On November 3, 1991, on the streets of Adelaide, Australia, the shortest Formula One race lasted 16 laps, but only 14 of those laps would count. Officials planned 81 laps, but wet conditions prevented them from completing the race. Formula One cars in wet conditions operate like slaloming on petroleum jelly.
The winner was no slouch, but it’s hard to consider anyone a winner when the whole day felt like such a loss. From the fans who showed up only to leave disappointed to the vendors who lost money, and the teams that felt they hardly had a chance, it was more losing than winning.
Everyone lost. Even Ayrton Senna, the man who took first, lost the chance to really race.
The 1991 Australian Grand Prix went down in history as Formula One’s shortest races, but (if there’s a win) it also went down as the organization’s wisest decision.
The Adelaide Street Circuit
The track where the Australian Grand Prix used to take place was the Adelaide Street Circuit, a temporary street circuit right next to the business district of Adelaide.
That 2.349 miles track served Grand Prix events from 1985 to 1995. Australia also used the track for racing V8 Supercars, but they had a shorter route for those races.
The first time they hosted a wet Grand Prix race on the track was the ’89 race. Starting in ’96, Australia moved the Grand Prix to the more venerable Melbourne Grand Prix Circuit.
Two Years Earlier
When the cars lined up for the 1991 Aussie Grand Prix, it had only been 24 months since similar conditions threatened the exact same race; the ’89 Australian Grand Prix.
One driver, world champion Alain Prost, pulled out after one lap due to the conditions. Many drivers would later remark they wished they’d followed him.
The thing was, event organizers and the drivers had anticipated the race would be a wet one. Forecasts had predicted the rain to come and stay.
Despite drivers calls for a postponement, officials pushed through with the race. On the first lap, one driver spun off on turn 4. Against further protest, they restarted the race without Prost, urging the other drivers to drive more slowly.
On the restart, one driver stalled before the grid. Lap by lap, cars retired, spun out, and collided. After 70 laps of an 81 lap race, the officials ended the race.
The 1991 Grand Prix
Alain Prost did not race in the ’91 Grand Prix in Adelaide, but his nemesis, Brazilian driver Ayrton Senna did. Senna slid into the pocket left by Prost in ’89 and nearly won the race.
He wrecked in that race, from taking too many risks in the wet conditions. The ’91 race would be Senna’s 60th. He’d gained some wisdom since ’89; he wouldn’t take the same chances he took then.
“It was a mistake for all of us to start,” Motorsport Magazine quoted him admitting after the ’91 race. “In fact, I only started because there was a lot at stake and the team has done so much for me over the past four years.”

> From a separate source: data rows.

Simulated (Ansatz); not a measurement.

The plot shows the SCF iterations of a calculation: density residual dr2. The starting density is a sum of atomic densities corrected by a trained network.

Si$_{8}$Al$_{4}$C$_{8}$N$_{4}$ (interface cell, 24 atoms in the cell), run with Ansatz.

On the track, the flooding was so great, cars simply couldn’t drive in a straight line. They would drift left to right on the straightaways, their tires searching for something to grip.
Immediately cars spun out and traded paint. Marshals waved yellow flags, then the red ones.
They were to have completed 81 laps, as they always did on that track, but after 16 agonizing laps, officials stopped the race. They made the official cut off the 14th lap.
The 1991 Grand Prix in Australia was a disaster, one the officials in Formula One and Australia intend not to repeat. For the fans who suffered in the rain to see their heroes battle, it was all awash.
Thankfully, nobody died or suffered serious injury. Call that a win.